Fix: Coolify Not Working — Deployment Failing, SSL Not Working, or Containers Not Starting
Part of: Docker, DevOps & Infrastructure
Quick Answer
How to fix Coolify self-hosted PaaS issues — server setup, application deployment, Docker and Nixpacks builds, environment variables, SSL certificates, database provisioning, and GitHub integration.
The Problem
Deployment starts but the build fails:
Build failed: Error during build — exit code 1Or the app deploys but isn’t accessible:
502 Bad Gateway — or — connection refusedOr SSL certificates don’t work:
NET::ERR_CERT_AUTHORITY_INVALID — or —
Let's Encrypt verification failedOr the database service won’t start:
Container 'postgres' is restarting — health check failingWhy This Happens
Coolify is a self-hosted alternative to Vercel, Netlify, and Railway. It runs on your own server and manages deployments, databases, and SSL through a single dashboard.
Coolify orchestrates Docker containers behind the scenes. The server needs Docker and enough free resources. A VPS with less than 2GB of RAM, a nearly full disk, or a missing Docker daemon causes builds to fail early or containers to die during startup. The default install script provisions Docker, Traefik, and the Coolify dashboard in one shot, so partial installs (interrupted SSH sessions, missing kernel modules on minimal images) leave the stack in a broken state where commands appear to succeed but services refuse traffic.
Build packs decide how your code becomes a container. Coolify uses Nixpacks for auto-detection — the same engine Railway popularized — or a Dockerfile when one exists in the repo root. If detection picks the wrong runtime (Bun vs Node, Python 3.10 vs 3.12), the build either fails immediately or produces a container that crashes at startup. Memory limits during npm install and next build are the second most common cause: a 2GB VPS hits the OOM killer during webpack compilation and the build log shows a non-obvious “exit code 137”.
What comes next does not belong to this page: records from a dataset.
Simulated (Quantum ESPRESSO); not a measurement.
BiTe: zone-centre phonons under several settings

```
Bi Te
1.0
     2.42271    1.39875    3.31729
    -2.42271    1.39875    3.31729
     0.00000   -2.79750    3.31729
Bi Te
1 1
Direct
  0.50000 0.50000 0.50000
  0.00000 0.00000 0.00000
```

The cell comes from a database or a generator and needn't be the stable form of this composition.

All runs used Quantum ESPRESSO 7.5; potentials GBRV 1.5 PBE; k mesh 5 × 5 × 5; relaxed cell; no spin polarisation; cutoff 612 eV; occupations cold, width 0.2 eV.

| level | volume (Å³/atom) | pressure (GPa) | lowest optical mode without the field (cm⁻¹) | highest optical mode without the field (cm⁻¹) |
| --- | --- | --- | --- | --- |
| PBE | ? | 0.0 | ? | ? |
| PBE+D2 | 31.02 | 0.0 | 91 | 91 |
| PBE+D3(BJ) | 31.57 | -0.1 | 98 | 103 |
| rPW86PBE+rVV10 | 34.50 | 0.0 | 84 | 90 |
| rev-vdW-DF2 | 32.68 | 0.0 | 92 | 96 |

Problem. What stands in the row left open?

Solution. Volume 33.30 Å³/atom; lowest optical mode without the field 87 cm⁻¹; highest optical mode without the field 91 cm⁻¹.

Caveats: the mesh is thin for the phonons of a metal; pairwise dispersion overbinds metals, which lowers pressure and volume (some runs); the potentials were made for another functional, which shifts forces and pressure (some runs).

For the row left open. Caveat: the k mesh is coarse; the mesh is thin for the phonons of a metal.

Ports and DNS finish the chain. Coolify’s reverse proxy — Traefik by default, Caddy as an alternative — routes incoming HTTPS traffic to your container based on the domain you configured. If the app listens on port 8080 but Coolify expects 3000, you get a 502. If the DNS A record points to the wrong IP, Let’s Encrypt fails the HTTP-01 challenge and SSL provisioning loops forever.
Version History: How Coolify Got Here
Coolify shipped its first public release in 2021 as a Heroku-like wrapper around Docker. The early v2 builds were Sveltekit-based and rough — they worked for hobby projects but lacked multi-server support, secrets management, and the Docker Compose flow developers expected from Railway. Documentation lived mostly in Discord screenshots.
Coolify v4 reached general availability in February 2024 and is the version most current tutorials and bug reports reference. The v4 rewrite moved the codebase to Laravel + Livewire, introduced first-class support for Docker Compose resources, added shared environment variables across services, and rewrote the proxy layer to use Traefik v2 by default. If you are following a guide written before February 2024 and your dashboard still says v3, the API surface, environment variable scoping, and proxy logs are different — that mismatch alone causes most “the docs don’t match my UI” support tickets.
The v3-to-v4 migration is not in-place. You provision a new server, install v4, then export and re-import resources. The legacy v3 branch continues to receive security patches but does not get new features like the Cloudflare Tunnel integration or the Bun runtime preset. If you compare Coolify to alternatives in this space, the closest peers are Dokku (the original Heroku-on-your-server, single-host, buildpacks-based, no UI), CapRover (Docker Swarm-based, ships with a UI, opinionated about apps as captain definitions), and Portainer (general Docker UI, not opinionated about app workflow). Coolify v4 is the only one in this list that treats Docker Compose as a first-class deployable resource with auto-generated SSL per service.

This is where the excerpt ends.